WB Satisfied With Poverty-reduction Program in South China

A World Bank official said Thursday he is satisfied with the progress of the bank's US$113 million poverty alleviation program in the Guangxi Zhuang Autonomous Region in south China.

Alan Piazza, an official with the bank, said he was very surprised to see all the school age children in the region's Mashan County attending school, a target he thought impossible to reach seven years ago.

In 1994, when he was in Mashan doing preparatory work for the bank's huge poverty-reduction project in southwest China, Piazza was promised by a county official that all of the children at school age in the county would be able to go to school by 2001.

Piazza made the remarks when he met Zhou Mingfu, deputy chairman of the region.

Zhou said the project has helped lift 900,000 people in the target area out of poverty, and its experience has also been drawn for poverty alleviation in other parts of the region.

The project is the first World Bank poverty alleviation project in China, and was designed to lift 3.5 million people in southwest China, including Guangxi, Yunnan and Guizhou provinces, out of poverty within six years.

About 420,000 farmers in Guangxi received training and 90,000 farmers were given job opportunities through labor export plans during the six years, thanks to the project.

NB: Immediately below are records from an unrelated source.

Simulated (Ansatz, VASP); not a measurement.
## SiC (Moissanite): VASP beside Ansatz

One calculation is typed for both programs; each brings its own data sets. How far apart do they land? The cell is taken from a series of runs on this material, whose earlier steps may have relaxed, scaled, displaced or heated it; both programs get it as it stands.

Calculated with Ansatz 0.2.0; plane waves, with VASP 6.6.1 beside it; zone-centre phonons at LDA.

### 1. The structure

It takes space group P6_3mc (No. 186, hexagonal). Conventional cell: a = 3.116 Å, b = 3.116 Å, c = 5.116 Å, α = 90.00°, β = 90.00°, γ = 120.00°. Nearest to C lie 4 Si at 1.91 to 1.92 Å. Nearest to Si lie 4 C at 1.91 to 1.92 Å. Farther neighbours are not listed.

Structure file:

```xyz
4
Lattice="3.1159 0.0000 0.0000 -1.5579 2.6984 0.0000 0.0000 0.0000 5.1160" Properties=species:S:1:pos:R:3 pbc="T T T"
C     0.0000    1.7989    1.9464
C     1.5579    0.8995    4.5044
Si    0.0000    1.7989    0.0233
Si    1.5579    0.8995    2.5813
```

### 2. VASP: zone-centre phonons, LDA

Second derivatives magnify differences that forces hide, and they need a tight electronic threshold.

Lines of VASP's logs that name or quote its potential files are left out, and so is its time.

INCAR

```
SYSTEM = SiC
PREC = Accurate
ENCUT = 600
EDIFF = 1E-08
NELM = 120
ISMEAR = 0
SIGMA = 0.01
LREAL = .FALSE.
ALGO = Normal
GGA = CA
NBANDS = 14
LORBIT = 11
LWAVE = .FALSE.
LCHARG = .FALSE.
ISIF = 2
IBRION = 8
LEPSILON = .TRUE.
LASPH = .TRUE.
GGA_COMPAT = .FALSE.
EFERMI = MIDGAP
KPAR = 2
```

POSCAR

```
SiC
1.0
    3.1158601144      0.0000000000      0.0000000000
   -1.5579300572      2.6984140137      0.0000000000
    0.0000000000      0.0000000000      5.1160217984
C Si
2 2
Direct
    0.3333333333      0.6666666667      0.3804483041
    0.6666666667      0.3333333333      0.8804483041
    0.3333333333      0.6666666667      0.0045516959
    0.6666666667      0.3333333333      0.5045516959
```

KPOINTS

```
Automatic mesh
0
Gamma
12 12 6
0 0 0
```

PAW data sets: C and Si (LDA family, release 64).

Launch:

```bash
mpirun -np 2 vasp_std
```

As part of the project, highways have been built for 310,000 people, who used to live in inaccessible areas, and drinking water projects have helped 240,000 people to have access to adequate drinking water.

In addition, 240 school buildings have been built and 100,000 students have received funding from the program.

Piazza also expressed satisfaction over the computer information management system used to monitor the poverty- reduction program.